Maintenance Work 2/8-2/9/17

     Tonight February 8th leading into early Thursday morning February 9th, there will be maintenance outages lasting approximately 15 minutes per service but not all services will be down simultaneously.

     Maintenance work is necessary to address a problem where servers on one physical host which hosts the mail client server keeps invoking the OOM memory killer and killing the mail virtual machine.

     I have not yet been able to identify the culprit that is eating all of the memory.  The machine normally will have around 16GB-18GB of free memory but something will suddenly eat it all up and the OOM killer will kill some random process which is usually the largest process and more often than not that is the mail virtual machine.

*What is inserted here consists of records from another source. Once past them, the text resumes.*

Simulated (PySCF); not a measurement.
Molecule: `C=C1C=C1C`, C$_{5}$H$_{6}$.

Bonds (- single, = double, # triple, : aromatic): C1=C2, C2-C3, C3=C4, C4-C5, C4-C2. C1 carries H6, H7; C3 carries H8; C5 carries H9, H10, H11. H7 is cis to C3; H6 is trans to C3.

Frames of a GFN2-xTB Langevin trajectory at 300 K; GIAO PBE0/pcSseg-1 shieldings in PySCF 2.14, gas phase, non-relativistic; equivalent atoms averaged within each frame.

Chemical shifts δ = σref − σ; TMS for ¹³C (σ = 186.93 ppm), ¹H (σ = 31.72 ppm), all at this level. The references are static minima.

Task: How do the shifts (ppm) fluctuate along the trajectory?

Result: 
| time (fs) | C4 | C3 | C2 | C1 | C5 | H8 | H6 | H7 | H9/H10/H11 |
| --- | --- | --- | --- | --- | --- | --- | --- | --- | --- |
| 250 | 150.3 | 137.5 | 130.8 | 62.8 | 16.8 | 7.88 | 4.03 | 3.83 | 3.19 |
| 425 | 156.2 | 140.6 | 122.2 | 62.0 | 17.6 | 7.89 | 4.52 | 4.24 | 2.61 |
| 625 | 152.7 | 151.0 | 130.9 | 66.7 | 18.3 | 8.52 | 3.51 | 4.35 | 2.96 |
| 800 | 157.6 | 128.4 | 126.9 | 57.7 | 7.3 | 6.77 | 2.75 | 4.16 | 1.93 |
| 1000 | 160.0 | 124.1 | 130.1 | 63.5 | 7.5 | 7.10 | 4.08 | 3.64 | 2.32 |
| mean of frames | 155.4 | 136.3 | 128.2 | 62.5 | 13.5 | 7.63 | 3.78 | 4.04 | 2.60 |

     This machine is also the only machine with a 4.4 kernel so it may be a kernel issue.  I did not upgrade this machine to 4.8 along with the others because 4.8 had issues with mandatory locks in it’s nfsv4 code.  I have since learned that this is only a problem on the client side so will not affect the server.

     I have implemented limits in /etc/security/limits.conf which should be adequate for normal operation and at the same time limit memory consumption below what would cause the machine to invoke the OOM killer.

     The systemd scripts are not reliable on machines with RAID disk partitions and sometimes hang instead of rebooting.  They also do not work properly with some CPUs but that is a kernel issue.

     So I will be going to the co-location facility so that I can be there live and in person in case anything goes wrong.  Under the best of circumstances it takes about 15 minutes to boot these machines because it saves the existing virtual machine states before rebooting, boots, the restores those machines to their previous state.  These saves can involve writing some very large files.

     It is possible, if the limits I have set are two low, that more than one reboot may be required to adjust them.

     Then in addition I will be rebooting the server that is the NFS server for home directories and and the host for a few virtual machines in order to load a kernel that addresses some security issues.